FOX31 Denver

DaVita, ex-CEO Thiry acquitted of labor collusion charges

DENVER (AP) — A jury on Friday acquitted Denver-based dialysis giant DaVita Inc. and former chairman and CEO Kent Thiry of charges that they conspired with three competing firms not to hire certain employees from each other, in violation of federal labor law.

The Denver federal court trial was a first-of-its-kind prosecution by the Justice Department, which argued that agreements not to hire each other’s executives deprived workers of career opportunities in violation of the Sherman Anti-Trust Act, an 1890 law intent to curb activity that restricts marketplace competition.

Friday’s verdict came after two days of deliberations, The Denver Post reported.

A grand jury indicted DaVita, a leading provider of kidney dialysis services, and Thiry on three conspiracy counts last year. The indictment alleged that DaVita and Thiry agreed with Surgical Care Associates, Hazel Health and Radiology Partners not to recruit each other’s senior executives and other employees between 2012 and 2019.

DaVita and Thiry, supported by local and national business groups, argued the non-solicitation agreements violated no laws and that the government was applying an exaggerated, if novel, interpretation of the Sherman Anti-Trust Act.

Thiry led DaVita for two decades before stepping down as CEO in 2019.

Surgical Care Affiliates faces similar charges in federal court in Texas. It denies any wrongdoing.

DaVita had faced a maximum penalty of $100 million per count if convicted, while Thiry had faced up to a $1 million fine per count and up to 10 years in prison.

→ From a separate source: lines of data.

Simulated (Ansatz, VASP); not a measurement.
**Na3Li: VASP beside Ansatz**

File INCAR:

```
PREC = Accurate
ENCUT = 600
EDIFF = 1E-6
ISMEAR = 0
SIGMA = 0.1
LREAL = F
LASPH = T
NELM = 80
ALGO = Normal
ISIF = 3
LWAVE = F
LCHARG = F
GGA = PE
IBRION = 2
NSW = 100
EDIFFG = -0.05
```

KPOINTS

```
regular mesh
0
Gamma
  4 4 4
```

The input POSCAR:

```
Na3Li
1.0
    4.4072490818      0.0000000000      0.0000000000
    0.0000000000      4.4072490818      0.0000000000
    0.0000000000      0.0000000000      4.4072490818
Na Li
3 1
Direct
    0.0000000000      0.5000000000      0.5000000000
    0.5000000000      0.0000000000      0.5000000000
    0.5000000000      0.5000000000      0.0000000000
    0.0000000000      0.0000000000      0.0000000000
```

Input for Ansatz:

Anthony Mariano, an anti-trust attorney with the Justice Department, told jurors in closing arguments Wednesday that Thiry and DaVita cheated employees of job opportunities and that Thiry used the threat of retaliation to block executives from leaving his firm.

“This isn’t the story of a CEO wanting what’s best for his employees,” Mariano argued, according to the Post. “It’s a story of a CEO who wanted control.”

Employees generally didn’t know about the agreements, Mariano said, inadvertently losing opportunities to advance their careers.

“Because Kent Thiry didn’t tell them about it, they never know when they’re cheated out of a job opportunity,” Mariano said.

Former DaVita executives and a mid-level employee testified for the prosecution. The employee, Elliott Holder, said he didn’t take another job after he was told he had to tell his DaVita supervisor first that he was job-hunting.

Thiry did not testify during the trial. His attorney, Juanita Brooks, called the Justice Department case a “witch hunt.”

The defense’s only witness, Pierre Cremieux, an economist with expertise in anti-trust issues, testified that an analysis he performed of executives’ compensation and turnover data showed no evidence of any agreement stifling opportunities for employees.

DaVita attorney John Dodds argued that asking employees to inform supervisors about job searches was meant to make DaVita more competitive, not stifle competition, by prompting DaVita to offer raises or promotions to keep those employees.

“It may have been the wrong way to do it; it may have been a messy way to do it,” Dodd said. “But the question is the purpose of it. That was the purpose of it.”